Recruiting, resourcing, and managing volunteers is a key aspect of all churches and Christian organizations. Dr. Doug Fagerstrom, senior vice president of ConvergeWorldwide and a former seminary president, has written a masterful book on volunteers, based on his more than four decades of ministry.
The Volunteer: A Personal Toolkit for the Dedicated Volunteer, was published in the fall of 2009 by BMH Books of Winona Lake, Indiana. Here are a few excerpts from chapter 1, entitled “Developing a Relationship With Your Leader.” More information on the book is available at bmhbooks.com or by calling (toll-free) 1-800-348-2756.
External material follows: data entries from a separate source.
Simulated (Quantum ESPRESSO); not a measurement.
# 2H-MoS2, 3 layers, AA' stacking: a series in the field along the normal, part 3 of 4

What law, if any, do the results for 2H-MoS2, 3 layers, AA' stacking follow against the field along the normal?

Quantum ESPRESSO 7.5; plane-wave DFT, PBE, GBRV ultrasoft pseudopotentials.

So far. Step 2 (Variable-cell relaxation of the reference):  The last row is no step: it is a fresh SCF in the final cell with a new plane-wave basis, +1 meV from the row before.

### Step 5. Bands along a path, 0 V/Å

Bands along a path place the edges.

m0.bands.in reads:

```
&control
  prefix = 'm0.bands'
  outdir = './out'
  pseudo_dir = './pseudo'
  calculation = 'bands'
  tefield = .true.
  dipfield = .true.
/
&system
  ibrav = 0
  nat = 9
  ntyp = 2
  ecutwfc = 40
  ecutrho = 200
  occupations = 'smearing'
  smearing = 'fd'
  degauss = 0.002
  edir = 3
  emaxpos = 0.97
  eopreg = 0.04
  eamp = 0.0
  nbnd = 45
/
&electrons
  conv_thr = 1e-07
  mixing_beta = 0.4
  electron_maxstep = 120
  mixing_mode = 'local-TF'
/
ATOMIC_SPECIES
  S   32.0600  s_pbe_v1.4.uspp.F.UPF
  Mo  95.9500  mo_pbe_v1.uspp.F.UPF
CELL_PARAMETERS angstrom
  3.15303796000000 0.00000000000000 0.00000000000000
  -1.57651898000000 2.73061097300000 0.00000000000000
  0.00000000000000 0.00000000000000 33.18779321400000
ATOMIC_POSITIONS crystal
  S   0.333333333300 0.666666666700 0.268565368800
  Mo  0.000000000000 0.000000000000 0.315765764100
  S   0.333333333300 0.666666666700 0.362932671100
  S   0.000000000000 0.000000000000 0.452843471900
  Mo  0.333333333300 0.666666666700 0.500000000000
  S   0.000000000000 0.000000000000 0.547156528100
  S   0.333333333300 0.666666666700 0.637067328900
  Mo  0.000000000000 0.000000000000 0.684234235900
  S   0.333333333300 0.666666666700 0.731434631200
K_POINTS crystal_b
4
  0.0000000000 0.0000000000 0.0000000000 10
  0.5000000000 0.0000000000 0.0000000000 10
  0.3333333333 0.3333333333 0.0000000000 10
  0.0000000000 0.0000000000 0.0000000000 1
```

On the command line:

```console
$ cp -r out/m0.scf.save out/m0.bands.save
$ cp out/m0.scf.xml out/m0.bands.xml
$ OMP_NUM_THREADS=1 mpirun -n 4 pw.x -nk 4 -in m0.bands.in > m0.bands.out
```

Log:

A relationship between volunteer and leader is necessary-an open relationship with your direct leader or supervisor will foster healthy communication and meaningful outcomes at the end of every ministry encounter
Ten Imperatives for a Leader and a Volunteer
1. Always tell the truth.
2. Be careful how you talk about others.
3. Learn to ask lots of questions.
4. Learn to listen to each other.
5. Practice the fruit of God’s spirit (see Galatians 6).
6. Have fun with each other.
7. Share prayer requests.
8. Pray about the ministry together.
9. Don’t wait for the other to take the first step.
10. Encourage each other by saying, “Well done!” or “Good Job!” or “I Appreciate You!”
The key to working well together is good communication. Some leaders find it difficult to ask volunteers to meet certain expectations. They feel tentative about requiring too much of a volunteer, or they live in fear of losing the volunteer. Letting a leader know what he or she can expect of a volunteer can reduce this potential tension. Make intentions and boundaries simple and clear.
Ten Things a Leader Would Love To Know About A Volunteer’s Role and Level of Commitment
1. I will commit to serve _____ hours per week.
2. I will serve from ____(month) through _____ (month).
3. I will commit to this ministry role for _____ (period of time).
4. My first priority(ies) that may preempt my service responsibility is (are) _____.
5. I am/am not willing to attend extra meetings that you may require.
6. I can/cannot give personal financial resources toward this ministry.
7. I will help you recruit people to serve with us and will participate in all training experiences.
8. I will be loyal to this ministry by speaking well of you and others.
9. If I experience any difficulties in service, I will let you know right away.
10. I will give you plenty of notice if I decide to leave my role of service in this ministry.
Do you want to grow? Do you desire to offer better service to others and to God? If so, healthy feedback is one way to engage the growth process. Ask “How can I grow?” Ask your leader what you can do to improve your work. Do this in a casual environment when there is time for constructive dialogue with meaningful questions and responses.
Every leader needs grace, mercy, and help. Remember that your ministry supervisor does not just wrestle with flesh and blood but with the unseen forces of evil in this fallen and broken world (Ephesians 6:12). Your leader needs your prayer support!